Vinyl vehicle wrap for flexy hulls?

In reading reviews of royalite/R84 canoes, I keep coming across reports of excessive hull flex. Has anyone tried the boat or vehicle wraps on these and would that possibly tighten things up a bit?
I just thought if I could add some hull stability and ride in a sexy brook trout hull, everyone wins…or at least I do.

I don’t believe that Royalite (R84) is inherently more flexible than Royalex. Both have a considerable degree of flexibility which was felt to be an advantage in a whitewater canoe hull.

The only difference is that R84 substitutes an acrylic inner and outer pigmented layer for the vinyl inner and outer layer of Royalex. But vinyl is itself more flexible than the ABS that is the structural material of Royalex and R84 so the addition of a thin vinyl layer did virtually nothing to diminish flexibility.

The main thing that influences hull rigidity for any given material is hull thickness. And both Royalex and R84 was tailor made in different thicknesses according to manufacturer’s specifications for specific canoe models. And the whole point of R84 was to offer a somewhat lighter option than Royalex so it is likely that manufacturer’s speced thinner sheet for their R84 models to keep the weight down as much as possible. In that case, the R84 models might be more flexible due to the thinner sheet.

I do not think that applying a vinyl wrap to an R84 hull would do anything to reduce flex but I have never heard of anyone trying it.

Vinyl wrap is VERY stretchy which is why it works to apply smoothly to vehicles. It would add zero structural integrity to anything.

Take this from somebody who has not only applied vinyl to vehicles but who was a construction electrician for years and wrapped many miles of vinyl electrical tape onto countless surfaces.

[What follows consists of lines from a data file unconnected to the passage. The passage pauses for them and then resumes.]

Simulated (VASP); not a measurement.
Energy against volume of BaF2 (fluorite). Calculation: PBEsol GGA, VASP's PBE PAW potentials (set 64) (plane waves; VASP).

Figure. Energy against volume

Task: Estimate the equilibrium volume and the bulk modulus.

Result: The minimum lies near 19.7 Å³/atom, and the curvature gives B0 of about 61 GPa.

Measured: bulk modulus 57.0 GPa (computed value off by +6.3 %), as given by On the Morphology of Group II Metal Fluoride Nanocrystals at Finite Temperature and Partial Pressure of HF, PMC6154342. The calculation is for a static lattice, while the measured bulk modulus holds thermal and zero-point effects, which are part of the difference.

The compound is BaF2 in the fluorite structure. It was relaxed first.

I don’t know about that. It does need to be properly applied to a clean surface. I recently spent a lot of hours being passed by the same vehicle on the interstate with the flapping wrap graphic.

I worked at a shop that did vinyl work for about four years. It will do nothing to improve the rigidity of anything. All vinyl must be applied to VERY clean surfaces. A speck of dust or grit trapped under a vinyl logo, on a banner, a vehicle, a boat, anything, will show and cannot be repaired. Its a do-over situation if that happens.
The old standard vinyl like you see on most company vehicles or, for example, co-op propane tanks comes in a wide variety of colors and each color is applied separately - with careful attention to alignment, much like is done in silk screening on fabric or in multi-color block printing or litho. Each color comes on a roll with a waxed paper (or sometimes a plastic) backing. The design is made on a computer and sent to be cut on a computer controlled machine that is similar to a drafting copy machine, but uses blades instead of a pens. The pressure these blades apply to the vinyl is controllable and must be set so it will cut through the vinyl but not into the paper backing. The portion of the vinyl that is not part of the design is then peeled away (Process is called “weeding”) and a layer of transfer tape is (smoothly please) applied over the design and centering registry ticks are put on the tape to allow accurate alignment when the design is applied to whatever it is you are applying it to. The adhesive between the vinyl and its non-stick backing is stronger than the adhesive bond between the transfer tape (Like masking tape but comes in widths up to three feet wide and of specific bonding strength) and the vinyl. So the design, once positioned accurately, will stick to any clean surface to which it is applied (once the backing is removed) more strongly than it will stick to the transfer tape. Once one color is applied, the transfer tape is peeled off and the next color in the design is applied in the same manner. This older type of vinyl is not “breathable” and so must be applied in a manner that avoids bubbles. Minor bubbles can be repaired with a pin prick, but a major bubble usually results in a crease and is grounds for a “do-over”.
The vinyls that are used for vehicle wraps is clear, comes in larger (ours was 52", if memory serves) width rolls and the design is printed on them by a machine very like a computer ink jet printer but with many more rechargeable color cartridges. Ours had 22, if I recall. (Because of the size of the rolls, if you want to print out, say a 2 ft trout or an orca design to be applied to something, you’ll want to print A LOT of them to make it worth while. One doesn’t intentionally waste 52" vinyl on a single 2’ design… Less a worry with traditional non-printed vinyl) The printing process with vehicle wrap is even more prone to dust problems than the application process. This type of vinyl also has backing paper and the application process is similar. Vehicle wrap vinyl is more flexible and is “breathable” (Yes, it actually has little microscopic holes in it so air can escape through it…) so bubbles are less of a problem. Working with patterns that large, though, makes initial alignment really critical. A degree or two off and things can go bad pretty fast and any mistake is a large one, though the stretch of the vinyl can save things if they haven’t gone too far amiss. Heat from a heat gun (be VERY careful about over heating) allows the vinyl to mold itself around rivets on a panel truck or trailer - or perhaps a kayak…

But all this is strictly cosmetic - there is nothing structural about it. And I don’t think I’d want to use this anywhere on a boat that might get scratched in normal usage. Cosmetic improvements that look worse than nothing if they’re damaged aren’t really cosmetic improvements.

Thanks everyone. Just a brainstorm I had this morning while looking at a royalite hull. Thought I was first in line but seller sold it without letting me have a look…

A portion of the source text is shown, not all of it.